A recent U.S. Securities and Exchange Commission (SEC) enforcement action punishing a financial firm for its subpar data security practices—the agency’s first-ever use of its “red flags” rule—called out the company’s board of directors for its failure to “administer and oversee” the program.

While corporate boards are charged with the general oversight of business risks including cyber risks, it’s far from the norm for a data security regulation to draw a straight line to the boardroom. The SEC’s “red flags rule” does just that and places direct responsibility on corporate boards. In an enforcement order against Voya Financial Advisors, the Iowa-based investment advisory arm of Voya Financial, the commission used the rule to censure the asset management firm for allowing hackers to roam freely though its customer information. The hackers were able to access social security numbers, account balances, and even details of client investment accounts, according to the commission.

This should set off alarm bells for every financial firm and board of directors under the SEC’s watch. It’s likely that most companies are not in compliance with the rule and, given the agency’s increased focus on cybersecurity, this should be their wake-up call to quickly get such a program in place.

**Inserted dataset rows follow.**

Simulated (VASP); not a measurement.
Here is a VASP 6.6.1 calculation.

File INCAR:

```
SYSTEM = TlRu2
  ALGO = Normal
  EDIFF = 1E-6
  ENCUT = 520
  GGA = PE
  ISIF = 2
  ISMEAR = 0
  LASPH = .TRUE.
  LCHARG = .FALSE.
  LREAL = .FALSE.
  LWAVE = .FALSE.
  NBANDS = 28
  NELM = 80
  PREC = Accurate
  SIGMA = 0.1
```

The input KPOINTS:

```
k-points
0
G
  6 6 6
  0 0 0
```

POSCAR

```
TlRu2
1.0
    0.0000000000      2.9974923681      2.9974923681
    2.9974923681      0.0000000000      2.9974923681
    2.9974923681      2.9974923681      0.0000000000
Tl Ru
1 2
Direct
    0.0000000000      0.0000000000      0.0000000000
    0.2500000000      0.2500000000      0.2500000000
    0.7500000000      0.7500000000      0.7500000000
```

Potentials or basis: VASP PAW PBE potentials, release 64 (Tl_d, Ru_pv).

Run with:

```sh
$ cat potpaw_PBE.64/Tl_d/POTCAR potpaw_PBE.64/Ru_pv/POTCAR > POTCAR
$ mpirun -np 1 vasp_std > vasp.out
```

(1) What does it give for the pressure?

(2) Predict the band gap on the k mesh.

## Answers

Five years ago, the SEC adopted the rule, formally called the “Identify Theft Red Flags Rule,” which requires investment firms to pay attention to identity theft by developing and implementing a written program to “detect, prevent and mitigate” identity theft and fraud, and to provide “red flags” or other warning signs when hackers might be trying to steal customer information or customer identities. The rule also requires that a firm’s board of directors or senior leadership administer the program. But until recently, the SEC did not enforce the rule.

The SEC’s charge against Voya implies that the company’s conduct was so egregious that it might explain the agency’s decision to finally make use of its “red flags” rule. During a six-day window in 2016, cybercriminals impersonated Voya’s independent investment representatives—the largest segment of the firm’s work force—by calling the Voya help line and asking that their passwords be reset.  Even though some of the telephone numbers used by the hackers were already flagged in Voya’s system as being associated with fraud, the callers still made it past security and were able to convince Voya’s help line to reset their passwords and provide new passwords over the phone, according to the SEC.

The intruders used the new passwords to gain access to the personal information of 5,600 customers, the SEC alleged, and then used the customer information to create new online customer profiles and identities and to pour through thousands of account records.

Without so much as triggering a fraud alert, hackers were able to change a legitimate customer’s phone number and address of record, which meant account statements and confirmations would be re-routed from legitimate customers to the hackers. In several instances, the SEC said, hackers used a “@yopmail.com” address, a disposable email service that lets users create an email address, review incoming emails, and then destroy everything.

Voya had an identity theft program in place since 2009 but the program was not updated, nor was it approved by the firm’s board of directors or senior leaders, as is required. Instead, the program languished, was ignored by Voya’s security team and fell far below the requirements of the regulation.

Although Voya did not admit or deny liability in the SEC settlement, the commission deemed the firm’s violation of the red flags rule as “willful.”

“VFA’s [Voya Financial Advisors] board of directors or a designated member of VFA’s management did not administer and oversee the Identity Theft Prevention Program, as required by the Identity Theft Red Flags Rule,” concluded the SEC.

In the settlement, the SEC ordered that Voya clean up a laundry list of data security issues and also mandated that it engage a consultant to monitor its compliance with the red flags rule. This is also a first time the SEC has ordered use of an independent monitor to police compliance with the red flags rule.

Yet it’s likely that few firms and even fewer boards are aware of the rule. Many firms and their leaders are familiar with the SEC’s general data security rule and its guidance to public companies about disclosing cybersecurity risks and data breaches, but the red flags rule—for all its timeliness and importance—has flown under the proverbial radar screen.

Over the past few years, the SEC has made scrutiny of companies’ cybersecurity practices a priority. Earlier this year, the agency updated guidance to public companies, telling them to beef up cybersecurity risk factors and data breach disclosures. And in April, the SEC pursued its first-ever cybersecurity enforcement action over the massive Yahoo! data breach after it was learned that the company sat on news for more than two years that hackers had made off with the personal information of more than 500 million users. Altaba, the company that has since purchased Yahoo, was fined $35 million for the tardy disclosure.

With the SEC toughening its stance on data security issues, corporate leaders and board members should treat the Voya case as an object lesson and ensure that their identity theft programs are up-to-date and align with the particular cybersecurity risks that face their organization. Although Voya was only hit with a symbolic $1 million fine, it’s doubtful that the SEC will be as forgiving in the future.


Craig A. Newman is a partner with Patterson Belknap Webb & Tyler LLP, the New York law firm, and chair of its Privacy and Data Security Practice. All thoughts are his own.